Reality shifts for Turner Prize-winning artist Simon Dykes who wakes up one morning to find he is a chimp in a chimp-run world where humans are an uncivilised species living in zoos and the African jungle. This is the starting point for a witty and unsettling new stage adaptation of Will Self’s novel Great Apes that highlights the thin line between primitive and civilised behaviour and explores what it means to be human.
The skilful adaptation by Patrick Marmion fortunately departs from the novel’s original conceit that civilised chimps communicate through only gestures, howls and grunts. The howls and grunts are still there, but these apes also speak fluently in English of philosophy, literature, psychology and science. They use Twitter and YouTube, shop at Ikea and watch Love Island, bringing in satirical humour about modern life, from art to office politics.
There is a delightful playfulness of language that travels over from the book, with subtle changes in some of the words used by “chimpanity” that elicit plenty of chuckles and a few groans throughout the play. Children have become “subs”, beds are “nests” and partners are “consorts” and “alphas”, with public copulation and masturbation now the norm.
You cannot fault the actors’ commitment to behaving like apes as they strut around the stage, groom and sniff each other, kiss bottoms and generally behave like chimps straight out of a David Attenborough nature documentary. There are no chimp masks or costumes, apart from loose brown trousers to signify how these civilised apes view clothing below the waste as taboo. It is down to the cast with movement director Jonnie Riordan and chimpanzee physicality and vocalisation expert Peter Elliott, who ensure you quickly suspend disbelief that you’re not actually watching chimps talking about Wittgenstein, Dante and Freud. Simon’s disturbing new reality is given added edge through the startling soundscape of sound designer Dan Balfour with lighting design by Matt Haskins.

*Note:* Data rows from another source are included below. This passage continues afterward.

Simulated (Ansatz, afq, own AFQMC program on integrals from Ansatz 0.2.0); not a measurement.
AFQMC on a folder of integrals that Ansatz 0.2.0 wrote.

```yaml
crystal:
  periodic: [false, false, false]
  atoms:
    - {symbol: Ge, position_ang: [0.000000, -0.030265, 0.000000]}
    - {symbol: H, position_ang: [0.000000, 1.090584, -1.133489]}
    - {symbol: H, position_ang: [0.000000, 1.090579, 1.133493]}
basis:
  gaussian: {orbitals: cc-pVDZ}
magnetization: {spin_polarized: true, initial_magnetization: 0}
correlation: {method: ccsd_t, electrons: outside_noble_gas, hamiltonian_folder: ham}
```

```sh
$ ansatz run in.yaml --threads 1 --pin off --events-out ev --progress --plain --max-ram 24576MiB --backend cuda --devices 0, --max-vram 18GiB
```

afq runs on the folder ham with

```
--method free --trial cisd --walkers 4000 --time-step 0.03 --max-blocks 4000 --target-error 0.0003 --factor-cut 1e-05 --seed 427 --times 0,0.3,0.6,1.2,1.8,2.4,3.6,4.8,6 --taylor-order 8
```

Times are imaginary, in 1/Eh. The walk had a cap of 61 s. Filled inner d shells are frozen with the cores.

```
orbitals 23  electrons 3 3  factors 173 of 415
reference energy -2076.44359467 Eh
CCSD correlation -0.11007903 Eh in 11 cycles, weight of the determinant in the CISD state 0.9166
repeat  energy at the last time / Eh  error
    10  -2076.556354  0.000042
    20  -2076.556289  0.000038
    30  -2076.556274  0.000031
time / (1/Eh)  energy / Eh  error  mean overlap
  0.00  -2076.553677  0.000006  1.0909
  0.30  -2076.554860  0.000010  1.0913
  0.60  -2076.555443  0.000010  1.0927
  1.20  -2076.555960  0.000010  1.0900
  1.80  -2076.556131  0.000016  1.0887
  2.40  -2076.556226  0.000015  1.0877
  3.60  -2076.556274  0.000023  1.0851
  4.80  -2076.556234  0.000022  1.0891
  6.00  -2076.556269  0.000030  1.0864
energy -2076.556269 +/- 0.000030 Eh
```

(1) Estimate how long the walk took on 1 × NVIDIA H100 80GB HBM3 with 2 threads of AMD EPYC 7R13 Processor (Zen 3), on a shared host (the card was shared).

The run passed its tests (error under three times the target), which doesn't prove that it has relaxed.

Despite the absurd premise, Bryan Dick is intense and believable as Simon who has to confront his new chimp reality. The cast masterfully pull off this bold concept with all the earnestness needed to make it funny, including Ruth Lass as eminent psychiatrist and alpha male Dr Zack Busner who takes on Simon’s case. It is tightly directed by Oscar Pearce but, while it is only two hours long, it is – like the 500-page book – an extended fable based on one idea, too reliant on wordplay and the comedy of recognisably human characters acting like chimps, however amusing that might be. But there is no denying this is a memorable piece of theatre that will make you look anew at your fellow humans.